Theory¶
This page describes the theoretical framework of the clugen algorithm, starting with a general Overview, then moving on to a Detailed description.
Overview¶
Clugen is an algorithm for generating multidimensional clusters. Each cluster is supported by a line segment, the position, orientation and length of which guide where the respective points are placed. For brevity, line segments will be referred to as lines.
Given an \(n\)-dimensional direction vector \(\mathbf{d}\) (and a number of additional parameters, which will be discussed shortly), the clugen algorithm works as follows (\(^\star\) means the algorithm step is stochastic):
- Normalize \(\mathbf{d}\).
- \(^\star\)Determine cluster sizes.
- \(^\star\)Determine cluster centers.
- \(^\star\)Determine lengths of cluster-supporting lines.
- \(^\star\)Determine angles between \(\mathbf{d}\) and cluster-supporting lines.
- For each cluster:
- \(^\star\)Determine direction of the cluster-supporting line.
- \(^\star\)Determine distance of point projections from the center of the cluster-supporting line.
- Determine coordinates of point projections on the cluster-supporting line.
- \(^\star\)Determine points from their projections on the cluster-supporting line.
Figure 1 provides a stylized overview of the algorithm's steps.
Figure 1 - Stylized overview of the clugen algorithm. Background tiles are 10 units wide and tall, when applicable.
The example in Figure 1 was generated with the following parameters, the exact meaning of each will be discussed shortly:
Parameter values | Description |
---|---|
\(n=2\) | Number of dimensions. |
\(c=4\) | Number of clusters. |
\(p=200\) | Total number of points. |
\(\mathbf{d}=\begin{bmatrix}1 & 1\end{bmatrix}^T\) | Average direction. |
\(\theta_\sigma=\pi/16\approx{}11.25^{\circ}\) | Angle dispersion. |
\(\mathbf{s}=\begin{bmatrix}10 & 10\end{bmatrix}^T\) | Average cluster separation. |
\(l=10\) | Average line length. |
\(l_\sigma=1.5\) | Line length dispersion. |
\(f_\sigma=1\) | Cluster lateral dispersion. |
Additionally, all optional parameters (not listed above) were left to their default values. These will also be discussed next.
Detailed description¶
In this section we provide a detailed description of the algorithm and its parameters. We start by listing and describing all parameters (mandatory and optional), and then analyze the algorithm in detail, highlighting how each parameter influences the end result.
Algorithm parameters¶
The clugen algorithm (and consequently, the clugen()

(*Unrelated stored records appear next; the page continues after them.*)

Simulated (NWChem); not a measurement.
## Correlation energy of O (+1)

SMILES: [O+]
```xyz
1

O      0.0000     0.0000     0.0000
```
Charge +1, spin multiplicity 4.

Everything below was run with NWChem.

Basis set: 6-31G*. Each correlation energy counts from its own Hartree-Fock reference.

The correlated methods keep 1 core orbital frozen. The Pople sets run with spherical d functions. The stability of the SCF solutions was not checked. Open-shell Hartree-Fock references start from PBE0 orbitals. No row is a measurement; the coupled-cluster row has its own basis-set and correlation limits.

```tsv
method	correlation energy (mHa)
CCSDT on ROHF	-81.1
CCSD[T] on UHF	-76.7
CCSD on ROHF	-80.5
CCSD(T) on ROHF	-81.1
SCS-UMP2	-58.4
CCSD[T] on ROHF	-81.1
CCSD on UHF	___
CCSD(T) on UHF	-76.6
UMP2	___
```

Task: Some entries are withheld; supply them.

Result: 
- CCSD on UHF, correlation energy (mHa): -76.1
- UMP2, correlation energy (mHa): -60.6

function) has mandatory and optional parameters, listed and described in the
tables below. The optional parameters are set to sensible defaults, and in many
situations may be left unchanged. Nonetheless, these allow all of the
algorithm's steps to be fully customized by the user.
Mandatory parameters¶
Symbol | Parameter | Description |
---|---|---|
\(n\) | num_dims |
Number of dimensions. |
\(c\) | num_clusters |
Number of clusters. |
\(p\) | num_points |
Total number of points to generate. |
\(\mathbf{d}\) | direction |
Average direction of cluster-supporting lines (\(n \times 1\)). |
\(\theta_\sigma\) | angle_disp |
Angle dispersion of cluster-supporting lines (radians). |
\(\mathbf{s}\) | cluster_sep |
Average cluster separation in each dimension (\(n \times 1\)). |
\(l\) | llength |
Average length of cluster-supporting lines. |
\(l_\sigma\) | llength_disp |
Length dispersion of cluster-supporting lines. |
\(f_\sigma\) | lateral_disp |
Cluster lateral dispersion, i.e., dispersion of points from their projection on the cluster-supporting line. |
Optional parameters¶
Symbol | Parameter | Default value | Description |
---|---|---|---|
\(\phi\) | allow_empty |
false |
Allow empty clusters? |
\(\mathbf{o}\) | cluster_offset |
zeros(num_dims, 1) |
Offset to add to all cluster centers (\(n \times 1\)). |
\(p_\text{proj}()\) | proj_dist_fn |
"norm" |
Distribution of point projections along cluster-supporting lines. |
\(p_\text{final}()\) | point_dist_fn |
"n-1" |
Distribution of final points from their projections. |
\(c_s()\) | clusizes_fn |
clusizes() |
Distribution of cluster sizes. |
\(c_c()\) | clucenters_fn |
clucenters() |
Distribution of cluster centers. |
\(l()\) | llengths_fn |
llengths() |
Distribution of line lengths. |
\(\theta_\Delta()\) | angle_deltas_fn |
angle_deltas() |
Distribution of line angle deltas (w.r.t. \(\mathbf{d}\)). |
The algorithm in detail¶
The clugen algorithm is presented in Overview. In this section we will analyze each of the algorithms steps in detail.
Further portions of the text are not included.